Each stem carries a Sparkle Motion ESP32 running WLED. Glorbs are modular foam-core spheres on an ABS tube core — big chambers at the base, smaller buds toward the top. Each stem operates independently and can run any WLED effect. The Pi sends JSON HTTP commands to each stem's IP address on the local network.
The Pi lives inside the center stem. It is the brain of the installation — receiving input from all three consoles over WiFi, running pattern logic, and dispatching HTTP commands to each WLED stem. A USB microphone feeds a rolling RMS meter for automatic gain control, keeping sound-reactive effects calibrated across different venue volumes.

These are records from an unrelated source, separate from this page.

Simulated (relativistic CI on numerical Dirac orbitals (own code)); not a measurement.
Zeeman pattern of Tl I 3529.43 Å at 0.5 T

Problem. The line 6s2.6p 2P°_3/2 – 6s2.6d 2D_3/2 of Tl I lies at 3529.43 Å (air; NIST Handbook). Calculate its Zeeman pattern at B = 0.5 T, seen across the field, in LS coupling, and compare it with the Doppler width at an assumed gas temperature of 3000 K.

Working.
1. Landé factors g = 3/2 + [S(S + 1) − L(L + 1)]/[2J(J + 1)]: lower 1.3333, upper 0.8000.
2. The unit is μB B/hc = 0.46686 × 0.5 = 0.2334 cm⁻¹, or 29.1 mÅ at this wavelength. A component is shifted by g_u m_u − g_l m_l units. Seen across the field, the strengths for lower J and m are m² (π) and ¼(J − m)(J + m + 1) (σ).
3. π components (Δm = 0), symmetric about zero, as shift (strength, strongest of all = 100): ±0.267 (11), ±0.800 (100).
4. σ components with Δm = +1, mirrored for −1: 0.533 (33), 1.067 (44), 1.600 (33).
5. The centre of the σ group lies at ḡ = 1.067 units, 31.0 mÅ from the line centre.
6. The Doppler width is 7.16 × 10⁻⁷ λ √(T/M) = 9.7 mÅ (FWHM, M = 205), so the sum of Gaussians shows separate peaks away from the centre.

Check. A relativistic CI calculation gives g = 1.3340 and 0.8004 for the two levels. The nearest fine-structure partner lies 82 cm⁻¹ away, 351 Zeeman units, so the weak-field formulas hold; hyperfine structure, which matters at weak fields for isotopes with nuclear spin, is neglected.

A dedicated local-area router with no internet connection. All devices — consoles, Pi, and WLED stems — connect to this router. Keeping the network isolated prevents interference, speeds up HTTP dispatch, and means the installation has no dependency on venue WiFi or internet service.
Three freestanding control consoles, each running an ESP32-C3 with a MCP23017 I²C GPIO expander. Each has a bank of repurposed 1970s organ rocker switches (Hall effect sensors, A3144) and a rotary encoder on a cast-iron or ship's wheel shaft. Consoles are positioned so no single person can reach all three — playing the organ requires strangers to collaborate.
A SE-600-12 supplies 12V DC at up to 50A via a central Anderson Powerpole distribution block. Each stem receives 12V; a DROK buck converter inside each stem base steps down to 5V for the WLED ESP32 and exterior LED strips. Interior seed pixels run direct 12V. The Pi receives 5V via a separate USB adapter. Estimated peak draw ~600W; a single 20A stage circuit is sufficient.
Input: Operator flips lever or turns wheel on a console → ESP32-C3 reads Hall sensor state → sends WiFi packet to Pi via LAN router.
Processing: Pi pattern logic maps console state to WLED effect/palette/brightness parameters.
Output: Pi sends HTTP JSON to each stem's WLED instance → LEDs update in ~50ms.
Sound reactive: Pi mic AGC adjusts WLED gain every 2–4 seconds.